Minor ruling in Court, no-one hurt

Two closely aligned charities, the Ashden Trust and Mark Leonard Trust, recently sought legal clarification around Trustees’ ability to exclude potential investments, if Trustees consider they conflict with their purposes. Charles Mesquita, Charities Director, Quilter Cheviot, and Catherine Rustomji, Head of Charities, Shakespeare Martineau LLP, examine whether the opening statement in the subsequent press release, that this was a ‘momentous’ new judgement, is perhaps too generous.

Gavel

This is not to question the worthy nature of either Trust’s charitable objects, or the ongoing importance of responsible investment considerations by all investors, but rather whether this specific judicial review was required in the first place. As a result of the review, the law has not changed and the Bishop of Oxford case, explained below, appears to have stood the passage of time.

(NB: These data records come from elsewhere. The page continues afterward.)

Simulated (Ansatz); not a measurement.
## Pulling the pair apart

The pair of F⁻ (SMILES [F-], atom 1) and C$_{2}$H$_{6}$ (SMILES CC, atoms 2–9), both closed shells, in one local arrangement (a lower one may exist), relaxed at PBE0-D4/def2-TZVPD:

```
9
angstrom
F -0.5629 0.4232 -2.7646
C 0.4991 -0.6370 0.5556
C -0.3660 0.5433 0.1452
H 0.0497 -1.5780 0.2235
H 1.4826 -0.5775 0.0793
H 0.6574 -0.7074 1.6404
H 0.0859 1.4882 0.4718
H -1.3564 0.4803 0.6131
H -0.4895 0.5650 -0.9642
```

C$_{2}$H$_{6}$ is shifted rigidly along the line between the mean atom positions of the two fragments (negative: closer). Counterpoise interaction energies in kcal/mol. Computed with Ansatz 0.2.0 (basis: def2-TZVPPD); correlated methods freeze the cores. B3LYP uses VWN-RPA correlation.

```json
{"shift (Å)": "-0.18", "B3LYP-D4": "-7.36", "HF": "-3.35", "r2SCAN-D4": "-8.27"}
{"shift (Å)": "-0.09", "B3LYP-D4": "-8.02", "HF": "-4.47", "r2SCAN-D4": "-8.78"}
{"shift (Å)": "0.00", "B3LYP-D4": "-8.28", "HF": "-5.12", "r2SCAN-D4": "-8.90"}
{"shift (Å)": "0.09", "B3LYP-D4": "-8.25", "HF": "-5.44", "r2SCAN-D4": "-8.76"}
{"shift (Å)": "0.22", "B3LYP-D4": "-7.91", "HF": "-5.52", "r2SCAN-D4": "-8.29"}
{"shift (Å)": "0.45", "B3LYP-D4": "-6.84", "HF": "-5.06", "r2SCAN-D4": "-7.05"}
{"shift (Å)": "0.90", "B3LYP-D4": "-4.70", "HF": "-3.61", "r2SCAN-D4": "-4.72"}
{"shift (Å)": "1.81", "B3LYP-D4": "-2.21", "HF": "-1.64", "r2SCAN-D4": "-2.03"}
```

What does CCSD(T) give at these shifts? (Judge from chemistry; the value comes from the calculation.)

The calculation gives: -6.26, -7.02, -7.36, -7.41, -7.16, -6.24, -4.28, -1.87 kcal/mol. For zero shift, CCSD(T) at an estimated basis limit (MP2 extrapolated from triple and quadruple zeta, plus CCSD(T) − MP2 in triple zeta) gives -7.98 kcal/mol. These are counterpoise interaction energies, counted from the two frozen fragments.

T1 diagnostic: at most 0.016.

Both charities principal purposes are environmental protection and improvement and the relief of poverty. This combination of purposes is unusual, and the Judge Mr Justice Michael Green was careful to point out that his judgement (24 pages) was specific to these two charities.

The Trustees wanted to exclude investments that are not aligned with the Paris Agreement on climate change, by which the total investment portfolio should ensure that its greenhouse gas emissions overall be limited to comply with the target of 1.5 degrees centigrade. The Paris Agreement does not attempt to define which investments are, or are not, aligned, but the Trustees had used the agreement to formulate the Proposed Investment Policy with the help of ‘professional’ advice from more than one company. The Investment Guidelines attempted to spell out the criteria:

  1. Constrain the portfolio’s exposure to sectors highly exposed to climate change (see investment exclusions);
  2. On average a minimum of a 7% yearly reduction in greenhouse gas emissions intensity until 2050;
  3. Starting from 2020, a 50% minimum reduction in greenhouse gas emissions intensity compared to the market index and an absolute reduction of 50% by 2030;
  4. At least four times more green assets than the market index of brown assets
  5. Scope 3 emissions analysis should be factored in over the next four years

The policy excluded all direct investment in tobacco, weapons, fossil fuel extraction, production and reserves and companies which derive more than 50% of revenues from the combination of the fossil fuel and mining sectors. There was a number of other qualitative screens such as:

  • Energy intensive companies such as cement, steel and paper
  • Commodity producers that contribute to deforestation and destruction of the rainforest (unsustainable beef, soya and palm oil producers)
  • Companies which do not rank in the 1st and 2nd quartiles of ESG [Environment, Social, Governance] ratings
  • No investments in funds or passive tracker investments with exposure to fossil fuel extraction

It was estimated that these restrictions excluded over half of publicly traded companies and many commercially available investment funds as they did not rank in top two quartiles of ESG ratings. However, the Trustees had set a total return target of CPI+4% over 5-year rolling periods (net of all fees) and determined that adopting this exclusionary strategy would not have a clear detrimental financial impact - their preferred portfolio’s equity allocation would be made up of 50% direct equities, 18% in thematic funds with a green focus and 4% in general sustainability funds which came at higher overall cost and volatility than other options.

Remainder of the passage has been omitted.